Washington Court Holds Product Misappropriation Not An Advertising Injury

This article discusses a recent decision in Evanston Ins. Co. v. Clartre, Inc., 2016 U.S. Dist. LEXIS 7289 (W.D. Wash. Jan. 21, 2016), by the United States District Court for the Western District of Washington.

At issue in Clartre was Evanston’s coverage obligations to Clartre, Inc. and its individual owner with respect to an underlying litigation involving alleged misappropriation of the claimant’s wood-treatment chemical technology by essentially passing the product off as its own.  In particular, the underlying suit alleged that Clartre continued to “market, advertise and sell [their] products” as being treated with claimant’s product despite demands that it cease and desist from such use, and despite an arbitration ruling that Clartre must refrain from such conduct.  Among other things, claimant’s complaint alleged that Clartre made false, misleading or deceptive representations to the public, government agencies and contractors concerning its product.  The suit alleged causes of action for misappropriation of trade secrets and confidential information, violation of the Lanham Act, and violation of Washington’s Unfair Business Practices and Consumer Protection Act.

Evanston, which insured Clartre under three successive general liability policies, agreed to provide a defense under a reservation of rights, but later sought a declaratory judgment that the underlying suit did not constitute a claim for “advertising injury,” and that even if it did, various exclusions applied to bar coverage.

The policies issued by Evanston provided coverage, in relevant part, for “advertising injury” in the course of “advertising” or “in your advertisement.”  One of the Evanston policies defined “advertising injury” to include the offense of “misappropriation of advertising ideas or style of doing business” but not including trademark, title, slogan or service mark infringement.  The other Evanston defined “advertising injury” to include the offenses of “use of another’s advertising idea in your ‘advertisement’” and infringement of another’s copyright, trade dress or slogan in your advertisement.
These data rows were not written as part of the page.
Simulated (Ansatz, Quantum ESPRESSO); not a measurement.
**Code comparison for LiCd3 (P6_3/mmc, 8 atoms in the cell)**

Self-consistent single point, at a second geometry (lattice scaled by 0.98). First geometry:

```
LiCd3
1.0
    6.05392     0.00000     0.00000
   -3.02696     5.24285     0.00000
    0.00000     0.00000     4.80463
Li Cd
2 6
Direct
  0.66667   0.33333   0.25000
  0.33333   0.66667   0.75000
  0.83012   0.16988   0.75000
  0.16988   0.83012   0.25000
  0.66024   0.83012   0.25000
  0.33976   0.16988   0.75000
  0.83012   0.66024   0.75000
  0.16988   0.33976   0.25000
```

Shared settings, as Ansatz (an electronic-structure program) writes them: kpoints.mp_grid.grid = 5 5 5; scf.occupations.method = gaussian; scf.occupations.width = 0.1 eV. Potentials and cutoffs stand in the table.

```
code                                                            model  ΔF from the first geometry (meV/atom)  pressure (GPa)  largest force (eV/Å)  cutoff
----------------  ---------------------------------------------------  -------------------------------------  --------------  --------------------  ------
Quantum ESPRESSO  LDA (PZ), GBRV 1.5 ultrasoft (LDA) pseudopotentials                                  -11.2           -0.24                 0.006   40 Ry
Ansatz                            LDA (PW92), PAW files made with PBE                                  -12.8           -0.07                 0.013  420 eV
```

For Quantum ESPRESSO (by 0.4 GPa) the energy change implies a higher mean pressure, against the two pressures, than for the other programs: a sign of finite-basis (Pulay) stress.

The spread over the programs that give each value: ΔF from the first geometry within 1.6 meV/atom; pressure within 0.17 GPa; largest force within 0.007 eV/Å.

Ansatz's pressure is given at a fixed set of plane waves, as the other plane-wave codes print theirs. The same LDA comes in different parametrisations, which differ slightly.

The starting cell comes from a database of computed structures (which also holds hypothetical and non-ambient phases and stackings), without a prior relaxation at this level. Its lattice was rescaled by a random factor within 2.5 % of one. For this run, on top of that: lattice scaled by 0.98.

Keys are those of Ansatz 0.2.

Clartre contended that the allegation that it had made false, misleading or deceptive representations concerning its own product qualified as the advertising injury offense of misappropriation of an advertising idea.  Noting that the underlying suit did not allege any advertisement in the first instance, the court nevertheless disagreed with Clartre’s contention, observing that misappropriation of an advertising idea, under Washington law, is the wrongful taking of another’s manner of advertising or of the manner in by which one advertises its goods or services.  This is different, noted the court, from trying to sell another’s goods as one’s own.  The court explained this distinction:

In other words, misappropriation of an advertising idea involves stealing the manner in which another entity advertises goods, emulating their form, logo, or trade dress, and does not extend to appropriating another entity’s goods and passing them off as your own.

Because Clartre was alleged to have falsely represented that its products were treated with claimant’s product, rather than to have misappropriated the manner in which claimant marketed its own goods, the court concluded that the underlying suit did not allege the advertising injury offense of misappropriation of another’s advertising idea.

The court concluded similarly with respect to the question of whether the underlying suit alleged the advertising injury offenses of misappropriation of trade dress or “style of doing business.”  The court reached this conclusion on the basis that the underlying suit did not allege that Clartre tried to emulate the “look and styling” of claimant’s product or trade dress.  Notably, the court drew a distinction between appropriation of a product’s image, which would constitute an advertising injury offense, with appropriation of the product itself.

While the court concluded that the underlying suit did not allege an advertising injury offense that would trigger coverage under any of the Evanston policies, the court nevertheless continued its analysis by observing that certain causes of action in the underlying complaint would be precluded as a result of exclusions applicable to infringement of intellection property and publication with knowledge of falsity.